For Permian operators, understanding well spacing is critical to unlocking full stacked-pay potential. Along with horizontal and vertical spacing, operators must understand the impact of inter-zone bench sequencing on well productivity as remaining locations in primary intervals continue to decrease.
Some operators co-develop wells horizontally across one interval, returning several months later to develop the interval directly above or below, usually in a stagger-stacked configuration. A common result of tightly spaced child well development is that the lagged (child) wells underperform as the reservoir has already been partially depleted by pre-existing (parent) well production; this is often exacerbated when the parent wells were completed with high intensities. In contrast, RSEG has also found cases where parent well productivity is more severely impaired than the child well.
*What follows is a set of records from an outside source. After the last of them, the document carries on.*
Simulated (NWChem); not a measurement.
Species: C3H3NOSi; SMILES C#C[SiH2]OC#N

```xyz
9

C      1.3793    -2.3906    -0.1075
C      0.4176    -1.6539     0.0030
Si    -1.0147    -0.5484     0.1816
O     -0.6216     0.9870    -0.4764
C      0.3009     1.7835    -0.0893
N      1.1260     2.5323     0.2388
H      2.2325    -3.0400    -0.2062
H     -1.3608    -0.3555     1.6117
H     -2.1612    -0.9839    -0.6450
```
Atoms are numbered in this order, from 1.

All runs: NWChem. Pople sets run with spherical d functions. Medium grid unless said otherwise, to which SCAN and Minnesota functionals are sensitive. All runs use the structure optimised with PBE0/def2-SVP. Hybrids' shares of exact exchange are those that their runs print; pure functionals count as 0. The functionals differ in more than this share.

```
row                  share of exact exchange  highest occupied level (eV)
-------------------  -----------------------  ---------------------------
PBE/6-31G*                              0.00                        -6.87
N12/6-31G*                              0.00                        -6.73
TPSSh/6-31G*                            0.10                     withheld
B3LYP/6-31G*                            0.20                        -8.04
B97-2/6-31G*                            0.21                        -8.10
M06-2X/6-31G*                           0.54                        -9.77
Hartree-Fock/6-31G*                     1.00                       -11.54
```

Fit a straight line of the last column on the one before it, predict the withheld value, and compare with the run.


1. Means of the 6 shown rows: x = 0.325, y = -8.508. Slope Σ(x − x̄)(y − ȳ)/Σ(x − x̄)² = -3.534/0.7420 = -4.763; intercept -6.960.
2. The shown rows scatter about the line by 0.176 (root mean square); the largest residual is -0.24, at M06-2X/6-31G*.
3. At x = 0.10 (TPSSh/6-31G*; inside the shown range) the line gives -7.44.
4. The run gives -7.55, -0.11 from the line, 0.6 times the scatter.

FIGURE 1 | Parent Well Degradation Due to Child Inter-Zone Development
Figure 1 demonstrates a scenario where the Wolfcamp B was co-developed in 2017 across a section followed by the Wolfcamp A about nine months later. The lagged wells were drilled ~260 feet above the parent wells and completed with higher proppant intensities. Modeling a type curve using only production prior to child well completions shows that expected Wolfcamp B parent well productivity decreases following child bench development. The current forecast EUR is roughly half of what the well was tracking prior to the Wolfcamp A bench coming online. RSEG believes the large child well completions and tight vertical spacing intensified competitive drainage between the Wolfcamp A and B wells, causing parent well production to fall off steeply. While the impact on the parent bench is more prominent, the child well forecast is also underperforming the standalone well Wolfcamp B type curve, as reservoir energy is likely being rapidly depleted between the competing zones.
As more operators return to previously developed sections to target zones above or below existing wells, not only is the quality of remaining inventory at risk, PDP reserves are also at risk. This phenomenon needs to be considered when valuing assets and companies. This impact highlights another justification for the co-development of benches where no known frac or flow barrier exists.